Fear not, golf hackers. Your game may be a hot mess of slices, shanks and poor course management, but Diamond Bar senior Angelica Kusnowo is your guiding light out of the darkness.
She’s been there, done that and emerged from the wilderness better than ever. And she’s done it while putting a team on her back and carrying it to a third-place finish in the state tournament.
In fact, it’s that carrying act that made Kusnowo better than ever.
Kusnowo followed up a subpar junior year with a stellar senior season that included a third-place finish as an individual at the CIF State tournament, as she shot a 73 on the historic Poppy Hills course at Pebble Beach, and the Brahmas earned a third-place team finish. She also had a third-place individual finish at the CIF/SCGA Southern California Girls High School Championship with a 72 at Brookside Golf Club.
All of that combined to earn the St. John’s-bound Kusnowo the Sun/Bulletin Girls Golfer of the Year honor.
“Right away, even though golf is an individual sport, she was team-first every day she was here,” Diamond Bar coach Tony McCabe said. “We always preach that here. If you think that way, you’re going to do well. She just took hold of that and it served her well for four years.”
Kusnowo’s leadership abilities also served her well. McCabe took the rare step of making her a captain her junior year and initially, it may have been a rare reach for the longtime coach. The pressure of wanting to lead, wanting to excel and wanting to impress college coaches got to the usually unflappable Kusnowo, and her once-reliable game turned into a series of push-slices off the tee and poor course management everywhere else.
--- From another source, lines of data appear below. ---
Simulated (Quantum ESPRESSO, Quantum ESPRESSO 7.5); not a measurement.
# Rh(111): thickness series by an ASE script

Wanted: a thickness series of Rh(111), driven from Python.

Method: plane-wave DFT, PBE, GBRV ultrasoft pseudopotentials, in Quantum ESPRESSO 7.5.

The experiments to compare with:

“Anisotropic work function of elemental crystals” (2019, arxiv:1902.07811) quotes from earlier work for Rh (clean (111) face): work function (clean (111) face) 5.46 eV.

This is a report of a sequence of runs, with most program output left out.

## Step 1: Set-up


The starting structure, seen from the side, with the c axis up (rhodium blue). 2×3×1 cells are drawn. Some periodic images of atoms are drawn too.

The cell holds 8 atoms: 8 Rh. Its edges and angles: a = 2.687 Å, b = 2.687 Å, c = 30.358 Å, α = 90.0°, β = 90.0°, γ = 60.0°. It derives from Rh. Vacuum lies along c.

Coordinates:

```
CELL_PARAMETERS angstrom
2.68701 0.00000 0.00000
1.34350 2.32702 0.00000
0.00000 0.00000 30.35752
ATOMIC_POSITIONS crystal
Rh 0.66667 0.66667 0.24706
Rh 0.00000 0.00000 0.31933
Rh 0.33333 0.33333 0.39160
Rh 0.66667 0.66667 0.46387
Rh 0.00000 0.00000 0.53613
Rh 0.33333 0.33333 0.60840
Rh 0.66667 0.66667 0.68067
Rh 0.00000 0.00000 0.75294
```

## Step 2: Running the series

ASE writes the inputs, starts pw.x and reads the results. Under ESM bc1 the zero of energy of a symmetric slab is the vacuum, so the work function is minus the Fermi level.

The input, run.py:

“I kept psyching myself out,” she said. “I read a couple articles and I think I had the yips. I lost confidence in my swing and after playing golf for eight years, I felt like a beginner again. It was hard on the rest of the team, seeing one of their leaders struggle.
“I started getting my swing glitches because I was playing a lot of tournaments outside of school every weekend and school tournaments during the week. Instead of working on my swing, I was playing with a swing I wasn’t confident in and I didn’t have the time to work on it. I knew what I was doing wrong, I just couldn’t fix it.”
The fix finally came when Kusnowo found a new swing coach and began working with mental coach Kate Hughes, who told her to visualize her shots, focus on one spot and take the hazards she was focusing on out of the picture. That, along with renewed work on her swing, got her game back on track.
Kusnowo’s stroke average fell three shots – from a 79 her junior year to a 76 and her game got better as the season progressed. She led the CIF/SCGA Tournament through 14 holes before an untimely double-bogey derailed her.
Still, her teammates fed off her presence, following Kusnowo’s advice about “making every shot count because it’s a team score” and Diamond Bar brought home more hardware.
“You need players like Angelica to keep a program like this going,” said McCabe about a player he calls, “the communicator.” “Her sophomore year, we didn’t make it to state. How did they respond? They came back tougher. How did she respond after a tough junior year? She came back with the best season of her career. We’ve had it going for years, but it’s players like Angelica who keep it going.
“She went through some tough things. You come into a program that is super successful and you have to help it keep working. She did that. What a great career she had. You can’t beat it.”